University of Illinois Extension
Miniature Roses - Different Kinds of Roses - Our Rose Garden - University of Illinois Extension



Miniatures are just that–small bushes with small flowers. Miniature roses have enjoyed a remarkable increase in popularity over the years. Many factors play into the increase, not the least of which is their adaptability to small gardens and containers and their dependability as extremely winter-hardy garden roses. Miniatures descended from a single dwarf China rose called‘Rouletii.' Miniatures were very popular with Chinese gardeners and only became popular in the United States when breeding programs started to blossom just after World War II.

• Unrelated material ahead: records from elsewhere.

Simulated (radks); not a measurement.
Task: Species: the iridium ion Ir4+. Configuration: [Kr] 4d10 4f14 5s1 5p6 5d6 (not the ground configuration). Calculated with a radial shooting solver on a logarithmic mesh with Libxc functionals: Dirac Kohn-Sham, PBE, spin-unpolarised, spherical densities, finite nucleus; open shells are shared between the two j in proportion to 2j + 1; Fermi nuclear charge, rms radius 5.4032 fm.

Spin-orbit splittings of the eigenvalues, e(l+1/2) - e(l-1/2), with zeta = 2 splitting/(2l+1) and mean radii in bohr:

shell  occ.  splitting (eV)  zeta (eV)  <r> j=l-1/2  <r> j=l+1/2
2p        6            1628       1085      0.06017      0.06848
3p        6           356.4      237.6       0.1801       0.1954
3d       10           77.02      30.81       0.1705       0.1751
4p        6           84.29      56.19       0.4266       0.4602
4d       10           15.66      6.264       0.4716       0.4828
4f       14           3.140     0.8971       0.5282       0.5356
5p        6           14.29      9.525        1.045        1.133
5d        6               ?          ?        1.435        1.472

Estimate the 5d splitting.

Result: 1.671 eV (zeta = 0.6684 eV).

Miniatures range in height from 3 inches to 18 inches. Most are continuous bloomers with little or no fragrance. As a class, they are excellent for containers, borders, rock gardens, and other small spaces. Miniatures are almost always grown on their own root, not grafted. As a result, they are extremely winter-hardy. Much of the hybridization work on miniatures is now done in the United States producing many of the better contemporary varieties.

A quote from David Austin, a prominent English rose breeder, sums up the miniature rose revolution: "It is an odd fact that the miniature roses have received more attention in the land of the‘bigger and better,' the United States, than anywhere else." Maybe it's time to think of miniatures not just as plants growing on windowsills or in clay pots in grandmother's kitchen, but as versatile garden plants.